Nowadays very few people can afford to live alone. The economy may be “bouncing back,” but many of us are still financially strapped. Lawyers are taking in laundry and doctors are babysitting for side cash. In Taylor Swift’s New York, you might need seven roommates to afford to even think of living in Manhattan. Even CEOs have roommates in San Francisco.
That being said, how do you find the right roommate? It can be the perfect blend of the most annoying parts of first dates, job interviews and public speaking. However, it’s one of the most necessary evils. If you want to save a few coins on your rent, you’ll need to find someone to split utilities with. If you make the wrong choice, you could end up living with a hoarder, thief or someone who wants to “Single White Female” you. Here’s some tips on finding a good match.

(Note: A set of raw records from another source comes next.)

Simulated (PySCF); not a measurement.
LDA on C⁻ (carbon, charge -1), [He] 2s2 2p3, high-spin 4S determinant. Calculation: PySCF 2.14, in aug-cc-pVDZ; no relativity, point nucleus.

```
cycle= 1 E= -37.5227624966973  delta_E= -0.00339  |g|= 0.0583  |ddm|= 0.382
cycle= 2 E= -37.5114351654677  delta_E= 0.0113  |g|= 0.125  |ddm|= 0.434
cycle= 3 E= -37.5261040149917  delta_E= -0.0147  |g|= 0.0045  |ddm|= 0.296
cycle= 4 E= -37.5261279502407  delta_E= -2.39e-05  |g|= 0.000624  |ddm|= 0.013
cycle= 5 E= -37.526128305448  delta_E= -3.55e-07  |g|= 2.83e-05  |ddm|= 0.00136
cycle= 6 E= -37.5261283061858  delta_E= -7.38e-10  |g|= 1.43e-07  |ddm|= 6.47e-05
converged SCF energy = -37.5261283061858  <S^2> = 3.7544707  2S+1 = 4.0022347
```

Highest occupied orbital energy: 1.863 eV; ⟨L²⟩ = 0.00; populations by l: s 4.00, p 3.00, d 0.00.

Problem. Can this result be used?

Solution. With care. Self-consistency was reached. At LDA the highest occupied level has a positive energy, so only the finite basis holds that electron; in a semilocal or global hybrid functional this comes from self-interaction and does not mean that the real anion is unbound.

1. Try all modes of conversation.
Sure, e-mail or text is easier. However, a quick phone call can show you if there are any red flags right off the bat. If someone seems weird, has a disconnected number or is generally snippy, you might not want to waste the time on the phone. It also gives you a great chance to establish a rapport even before you get there, which could just get you the apartment.
2. Don’t be desperate.
Apartment hunting is stressful, but so is filling an apartment. If you give off an air of desperation, it’s a major turn off. People will assume you haven’t thought anything through and will auto-add you to the bottom of the queue.
3. Be yourself.
This is meant to be your new home. Your roomie might see you looking grubby, so why try to pretend you’re something you’re not? Full 100 percent transparency will not only make it even easier for you to find someone, but also help you start your relationship off right. If you’re a snarky, loud talker with resting bitch face, then introduce your prospective roommate to who they would be living with. Honesty makes everything easier because after all, they are real people, too.
4. Discuss how you approach conflict.
It may not be the sexiest conversation, but it’s worth having. If you’re a direct communicator and your potential roommate is a “let’s communicate through notes, e-mails, and texts,” that could be a problem. You have to find someone who you can resolve house issues with without things escalating. You don’t want frosty interactions or worse yet, open hostility because you can’t come to terms with a dish in the sink.
5. Discuss rules and boundaries upfront.
It’s good to list your few deal-breakers. Do you need silence, no smoking and no animals in the house? Do you want to live in a shoes-off apartment? Will you be entertaining sex partners five out of seven nights a week? Try to establish and gauge what your common boundaries and acceptable house rules are. This will help you decide if you really want to live there.
6. Inspect the level of cleanliness.
Check out the bathroom and kitchen. Sneak a peek into your roommate’s room. See if this is your preferred level of cleanliness. Also, discuss the hypothetical delegation of chores to get a feel for your roommate’s hygiene habits.
7. Take your time.
It may be the most important decision you make after getting off the bus from Iowa, but keep calm. You want to really think about what life would be like with this person. Check out the room, walk around the neighborhood and listen for noise. Also, check out your neighbors and see if they’re a good fit.
8. Make them feel like home.
If you’re screening new roommates, try not to be too formal. If you’ve thoroughly vetted people with a phone call and e-mail exchange, ask them to sit down, offer them a drink, talk about life and get to know them. You don’t have to be friends, but you do have to see them after going to the bathroom, looking grubby in the morning — and maybe even naked, so a 10-minute conversation seems fair.
9. Ask questions.
Think about real-world problems and how they’d be resolved. Do they expect houseguests? Do they like to stay out late? Do they like to get up early? Do they make weekly animal sacrifices to the demonic god Ra? You have to know.]
10. Listen to your gut.
Sometimes red flags will present themselves organically. If something doesn’t feel right, if it doesn’t feel like home or if the person seems sketchy, trust your instincts.